Cooking, Theatre and Modernity. Barcelona, 1888-1919
Barcelona, at the turn of the twentieth century, was a booming town looking for inspiration in other European capitals. The desire to become the model of a modern bourgeois metropolis required an urban and industrial transformation that affected the popular classes particularly. The city was growing at an incredible rate and needed to solve its shortcomings in order to celebrate an event that, like Paris before, would make it the cosmopolitan capital of reference: the Universal Exposition of 1888.

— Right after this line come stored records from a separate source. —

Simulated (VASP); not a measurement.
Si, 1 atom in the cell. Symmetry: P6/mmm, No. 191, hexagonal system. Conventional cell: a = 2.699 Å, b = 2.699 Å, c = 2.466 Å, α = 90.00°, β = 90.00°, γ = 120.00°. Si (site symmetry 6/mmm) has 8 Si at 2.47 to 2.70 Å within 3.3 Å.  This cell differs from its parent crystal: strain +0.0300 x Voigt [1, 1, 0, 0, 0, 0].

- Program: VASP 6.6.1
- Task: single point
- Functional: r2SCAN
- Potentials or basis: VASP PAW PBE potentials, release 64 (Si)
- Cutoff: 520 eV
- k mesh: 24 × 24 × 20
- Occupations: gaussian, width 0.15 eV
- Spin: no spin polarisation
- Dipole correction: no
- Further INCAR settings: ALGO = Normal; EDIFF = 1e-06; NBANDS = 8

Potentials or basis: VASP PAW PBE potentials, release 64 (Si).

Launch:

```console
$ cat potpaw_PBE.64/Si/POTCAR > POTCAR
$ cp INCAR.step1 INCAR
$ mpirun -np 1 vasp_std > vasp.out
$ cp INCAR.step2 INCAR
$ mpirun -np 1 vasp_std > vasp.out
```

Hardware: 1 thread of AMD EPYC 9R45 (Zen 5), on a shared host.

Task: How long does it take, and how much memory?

Spurred on by this modernizing fever, Barcelona absorbed all the new tendencies from the European continent, among which we can highlight those belonging to the field of food. Thus, trends that began first in the field of clothing were introduced later in the field of taste and caused the city to change its way of eating and drinking. The prosperous members of Barcelona’s society abandoned their traditional dishes for the lure of foreign delicacies, cooked in luxury restaurants occupying the main artery of the restaurant area: La Rambla. The many acquisitions of Gallic origin which were offered at the tables of the most renowned elite establishments −Au Lyon d'Or, the Maison Dorée, the Suís or the Martin, among others− were reflected in the theatre, as contemporary playwrights reflected all these developments and introduced them into their texts.
The analysis of dramatic literature from the perspective of culinary arts – according to surviving gastronomic literature − opens the door to a new approach to theatre studies, as the kitchen is a multifaceted art, involving fields as diverse as history, sociology, politics and anthropology. Therefore, through a triangle with modernity, cooking and theatre as its vertices we can see the evolution of the flavour of a city that changed its face through progress to become the modern metropolis of the turn of the century.
The new Barcelona, where the bourgeoisie and artisans lived, along with workers and marginalized individuals who inhabited the underworld and surroundings, banished the "fondes de sisos",* built hotels and restaurants of the highest order, adopted foreign delicacies and deified cooks on behalf of the new trends and fashions. However, this change in eating habits was reserved for the upper classes, since all those who belonged to the popular classes had to be content with the eternal pickles, salted fish, stews or "Saturday meat pots": the wages of hunger gave no truce.
Among the playwrights who understood all these changes and who left their testimony of it, the figure of Santiago Rusiñol shines above the rest. Through the quartet that forms the core of his work, without forgetting some of his most representative titles, the author shows us the representation of reality beyond the Barcelona stage: L'Escudellòmetro (1905), which showed the gastronomic limitations that the most disadvantaged were doomed to; La “merienda” fraternal (1907), a satire against Alejandro Lerroux, the populist leader who organized "democratic lunches" as he filled his belly with gourmet delicacies; El triomf de la carn (1912), which warned of the precepts of vegetarianism and finally, Souper-Tango (1918), which denounced the vices of a Barcelona in thrall to the allies and addicted to the concert cafés.
Thanks to cooking, an everyday microcosm which is inseparable from the great theatre that is the world, we can show the evolution of a city over thirty years, from 1888 to 1919, a city which eagerly received all the culinary innovations from Europe and overseas with open arms, to become a flagship of the cosmopolitan world.
*Translator’s note: Cheap, fixed price eateries for the poor.
References
“Cuina, teatre i modernitat. Barcelona, 1888-1919”, PhD thesis by Eva Saumell i Olivella, supervised by Francesc Foguet i Boreu and read at the Department of Catalan.